Plugins are special steps that perform pre-defined tasks. They can be used for any kind of operation: to deploy code, publish artifacts, send notification, and more.

What is the scope of plugins and for which use cases should they be used?

Plugins are particular useful for the following scenarios:

  • Security-sensitive operations
  • Simplification of complex tasks

Security-sensitive commands

When a step gets handed over sensitive secrets such as SSH keys, API tokens and others, one wants to ensure that no other operations than the desired ones do make use of these credentials. In a normal step, any user could open a pull request, issue an "echo" command on the secret and expose it that way (if the secret is allowed to be used in pull_request events). While repo owners can choose to not allow injecting a particular secret in a PR, often enough they are needed to allow for proper checking of a PR. Here is where plugins come into play:

Plugins cannot be altered in their execution: they always execute a specific set of commands, combined with a fixed image entrypoint, which can only be altered in a limited way through specific plugin settings. Crow allows limiting secrets to specific plugins. Thanks to this, a potential misuse/exposure of secrets in a Pull Request scenario is not possible.

Convenience

Another use case it wrap steps which execute the same set of commands over and over again into a plugin. The advantage of this is two-fold: a cleaner/shorter YAML config and a (small) execution speedup (as all required dependencies are already installed within the plugin image and the step can start right away if the image is already cached).

Available plugins

A variety of plugins exist across different sources and projects.

Note

Because Crow is a fork of Woodpecker/Drone, their respective plugins should be compatible. Drone has meanwhile diverged a bit and a few of their plugins haven't been very well maintained recently. Woodpecker plugins should be fully compatible.

Important

Some Drone plugins still require inputs via the environment: section, which is not allowed (anymore) in Crow for security reasons. All inputs must be passed via explicit plugin settings. If this is the case, the Drone plugin in question cannot be used within Crow.
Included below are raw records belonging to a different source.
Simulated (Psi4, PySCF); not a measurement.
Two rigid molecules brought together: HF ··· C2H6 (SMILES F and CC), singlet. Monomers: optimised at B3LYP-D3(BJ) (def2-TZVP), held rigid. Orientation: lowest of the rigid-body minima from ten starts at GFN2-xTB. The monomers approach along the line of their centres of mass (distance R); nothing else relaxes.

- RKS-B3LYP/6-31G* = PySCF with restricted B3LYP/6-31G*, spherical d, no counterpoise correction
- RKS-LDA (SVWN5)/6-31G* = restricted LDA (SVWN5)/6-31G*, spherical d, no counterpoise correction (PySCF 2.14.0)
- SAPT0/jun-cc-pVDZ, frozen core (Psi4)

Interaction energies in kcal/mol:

Here is a non-comprehensive list of organizations and repos containing Woodpecker/Drone plugins:

There are more plugins which exists, however, we cannot list all of them here.

Important

For the time being, Crow is still using Woodpecker plugins and does not yet offer Crow-owned plugins. This will (likely) gradually change over time.

When considering the use of a plugin, please do your own due diligence with respect to the plugin's overall maintenance status and functionality, especially when handing over sensitive secrets. In the end, you are trusting the plugin and their maintainers to properly handle your sensitive secrets.

Creating plugins

The plugin logic can be written in any language. The only required point is to start the plugin commands through the ENTRYPOINT of the final image and to now allow altering the CMD statement.

Settings

Settings is a dedicated key for plugins which should be used to pass options to a plugin.

Behind the scenes, options are converted to env vars with a PLUGIN_ prefix. For example, a setting named url is converted into the env var PLUGIN_URL.

The names are sanitized, i.e. names with a dash are converted to an underscore (some-setting becomes PLUGIN_SOME_SETTINGS). CamelCase is not supported and will be converted into all uppercase.

!!! important

As `environment:` is not allowed, plugin authors need to take care to provide settings for all possible values the plugin should be allowed to consume.
An alternative is to allow/add an `environment:` setting, yet this would actually allow arbitrary inputs and make the plugin less secure as it would allow for arbitrary inputs.

Simple settings

Boolean, numeric and single string inputs will all be converted into a string in the resulting env var.

  • some-bool: false -> PLUGIN_SOME_BOOL="false"
  • some-String: hello -> PLUGIN_SOME_STRING="hello"
  • anInteger: 3 -> PLUGIN_ANINT="3"

Complex settings

Individual settings can be composed of multiple different types:

settings:
  complex:
    abc: 2
    list:
      - 2
      - 3

Such settings are first converted to a JSON representation and then passed along. In this example, the key would PLUGIN_COMPLEX with a value of {"abc": "2", "list": [ "2", "3" ]}.

Secrets

There's nothing special to take care of for secrets. All inputs should be parsable via the from_secret syntax, similar as for normal steps.